Now is the Time
The back cover of Chris Ronald’s "Timeline" shows a young boy sitting in front of a pedestal turntable with a smoked grey plastic bubble top in a teak paneled rec room, reading the album tracks on an LP label. The front cover shows that same boy grown into a man; it is Ronald, himself. And indeed, Timelines unfolds as a personal journey, but it is a journey of a certain age. When I was young, my best friend had a turntable with a plastic bubble for a cover, and my parents teak paneling in the rec room. For me, "Timeline" is home.
For others, what will resonate is the musicianship, and on "Timeline", it is stellar incorporating some of Vancouver’s finest session musicians: John Ellis on guitar, Rob Becker on bass, Pat Steward on drums, Mike Sanyshan on fiddle, and Ronald himself on guitar, mouth organ and of course, singing. But it is Ronald’s lyrics that make this album the gem that it is. Like Al Stewart or Lyle Lovett, Ronald captivates with his word choice. It is no fluke that Ronald was nominated as CFMA English songwriter of the year for this cd.

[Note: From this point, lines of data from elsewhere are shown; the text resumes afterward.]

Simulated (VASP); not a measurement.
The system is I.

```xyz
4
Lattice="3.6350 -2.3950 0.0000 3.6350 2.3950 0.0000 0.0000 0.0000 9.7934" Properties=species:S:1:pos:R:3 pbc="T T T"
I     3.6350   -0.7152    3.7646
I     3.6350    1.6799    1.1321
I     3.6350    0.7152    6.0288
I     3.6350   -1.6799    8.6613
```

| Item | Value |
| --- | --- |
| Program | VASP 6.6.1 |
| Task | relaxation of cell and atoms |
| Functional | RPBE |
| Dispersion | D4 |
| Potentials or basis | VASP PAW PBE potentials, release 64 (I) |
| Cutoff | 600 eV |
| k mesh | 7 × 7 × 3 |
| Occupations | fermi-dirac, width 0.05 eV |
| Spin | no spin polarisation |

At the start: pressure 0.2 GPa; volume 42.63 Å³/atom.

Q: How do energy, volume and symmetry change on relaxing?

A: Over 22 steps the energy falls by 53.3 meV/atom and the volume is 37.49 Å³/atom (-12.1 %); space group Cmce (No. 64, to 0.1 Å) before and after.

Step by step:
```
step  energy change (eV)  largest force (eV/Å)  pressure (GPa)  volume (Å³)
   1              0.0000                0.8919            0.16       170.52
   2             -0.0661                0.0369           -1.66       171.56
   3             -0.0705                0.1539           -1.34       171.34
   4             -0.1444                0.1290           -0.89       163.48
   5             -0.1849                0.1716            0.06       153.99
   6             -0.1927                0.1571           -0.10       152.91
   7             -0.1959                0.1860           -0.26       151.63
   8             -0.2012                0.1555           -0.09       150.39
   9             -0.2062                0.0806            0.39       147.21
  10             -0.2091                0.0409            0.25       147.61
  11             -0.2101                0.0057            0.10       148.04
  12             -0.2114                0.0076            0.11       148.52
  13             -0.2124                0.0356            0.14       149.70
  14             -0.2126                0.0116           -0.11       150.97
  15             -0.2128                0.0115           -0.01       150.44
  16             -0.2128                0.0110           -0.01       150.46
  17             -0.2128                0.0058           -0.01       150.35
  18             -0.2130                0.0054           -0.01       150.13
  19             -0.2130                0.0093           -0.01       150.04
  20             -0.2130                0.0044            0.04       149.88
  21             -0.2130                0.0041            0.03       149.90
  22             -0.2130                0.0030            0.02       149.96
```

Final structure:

I am a big Chris Ronald fan, both the person and the musician, and Timeline is filled with the insight and joy I find in both. “The Sneeze” is just plain fun, “Twenty Little Stars” (about the school killings in Sandy Hook) poignant and sadly long eclipsed by 82 other school shooting tragedies since, “Chaperone” an ode to his wife as they embarked on the journey that brought them from the UK to Canada. Three tracks, however, stand out. It is not that they are the “best”: taste is by definition subjective. Rather, it is that in the timeline that is our life, songs and lyrics resonate in oscilloscopic frequencies that move us deeply today and perhaps not tomorrow, while other songs resonate for other with equal vibrancy. For my friend with the bubble turntable, it is “Ducks in a Row.” Looking at his life with wistful eyes, all I can say is "who knew?" Indeed, that is the point of the song.
“The Mountaineer” is the story of its VIA Rail namesake as it winds its way from Vancouver through the river canyons and high plateaus of British Columbia into the Rocky Mountains and Jasper, Alberta (a name I can’t write without thinking John Denver). In my youth this route was my often-companion, and Ronald’s writing is so crisp, so clean, so evocatively precise that I can see each bend in the rails and each lake that he passes, and when I close my eyes, a Jasper station appearing in morning mists incensed with pine and spruce.
“The Busker” unfolds as an ode to Ronald himself, who busked to help finance this project. But Ronald is no different than the 100s of others who busk around the world, and he knows that fraternity well. When Ronald sings "He always has a smile, for every captivated child, seems like they’re the only ones that understand", the sentiment bites and I see myself as a nine year old in the late 60s, seated with parents and grand-parents in a coffee house in Vancouver’s Gastown; a wooden floor, wooden chairs, and a solitary folksinger with long hair and a buckskin jacket singing to anyone willing to listen past their own conversations. Few were, and when we stood to leave and our chair legs grated against the floor, we caught eyes and he smiled and nodded. 50 years later, I still remember, and still want a buckskin jacket.
“Give It Time” opens with haunting John Ellis guitar licks evocative of Tom Waits’ “Real Gone” before Ronald asks the questions that appears on our lips in our most vulnerable, solitary moments: Will it get better? Where did it all go? But it is not an abstract “our” that Ronald is concerned about. It is him, and it is you and it is me: our collective individuality held before our own mirror of self-doubt and self-questioning in the face of aspirations touched upon and then left tantalizingly far away, and being lost in the reflection. “Give it Time” is about the artist who has lost the muse, a song writer full of talent struggling to create and seeing only the failures of the moment and not the successes they will lead to, but the genre of the artist is moot. The song that lies crumpled on the floor is our dreams and aspirations, whether we are a singer or a painter or a fish monger. It takes a person of a certain age to wonder these questions: youth is too brimming in unsquashed promise to wonder if it will ever come back. And much like Mother Mary for McCartney, Ronald’s advice to this moment is simple and pure and in the final analysis true: give it time.
Give "Timeline" time. You will not regret it. And who knows? You might be like me, and find yourself singing "the busker wears his heart upon his sleeve" as you make your way to the secondhand stereo shop in search of that Realistic receiver with the brushed champagne gold finish you replaced earlier in your timeline.